140% Rule - Also called the “Available Unit Rule” which applies if the household income increases to more than 140% above the current maximum income limit for the household size

Acquisition Credits - tax credits that are claimed based on the purchase price of a building. Acquisition credits are always combined with the rehab of a building

Applicable Fraction - The fraction of the residential units that house tax credit qualified households calculated as the lower of the number of residential rental units or the square footage of the residential rental units.  The calculation follows:

The total LIHTC portion of the building

The total residential portion of the building

Applicable Credit Percentage – a rate published by the treasury that fluctuates each month. This rate is multiplied by the qualified basis to establish the annual tax credits that will be claimed for a building. Once a developer locks into the rate, it is fixed for the credit period. There are two categories of credit percentages, commonly referred to as 4 or 9% credits. 4% credits are related to “federally subsidized” properties (those that are financed with tax-exempt bonds) and acquisition credits. All other credits are 9%

BIN – Building Identification Number that is assigned to each building on form 8609.
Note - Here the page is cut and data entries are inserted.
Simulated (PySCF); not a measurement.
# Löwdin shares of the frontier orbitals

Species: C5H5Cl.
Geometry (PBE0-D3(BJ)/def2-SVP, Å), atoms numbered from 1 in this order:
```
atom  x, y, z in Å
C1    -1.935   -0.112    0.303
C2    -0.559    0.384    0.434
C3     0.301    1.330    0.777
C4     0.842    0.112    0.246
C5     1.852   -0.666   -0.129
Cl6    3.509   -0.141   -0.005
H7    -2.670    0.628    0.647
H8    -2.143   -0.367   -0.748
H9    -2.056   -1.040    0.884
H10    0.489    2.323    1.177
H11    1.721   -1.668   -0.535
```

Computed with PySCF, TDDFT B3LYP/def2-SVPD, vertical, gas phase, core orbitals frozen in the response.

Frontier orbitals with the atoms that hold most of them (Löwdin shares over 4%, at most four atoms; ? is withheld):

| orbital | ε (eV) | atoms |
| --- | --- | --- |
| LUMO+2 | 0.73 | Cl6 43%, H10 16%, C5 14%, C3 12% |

Credit Period – The 10 year time period that credits are claimed, starting with the first year credits are claimed

Compliance Period – The full 15 years that compliance must be maintained beginning with the first year that credits are claimed

Eligible Basis – The amount of money that a tax credit building costs to construct. Eligible basis does not include land or the portion of costs funded by federal grants

Empty Unit – An LIHTC unit that has never been rented to a qualified household (common industry term, not used in code)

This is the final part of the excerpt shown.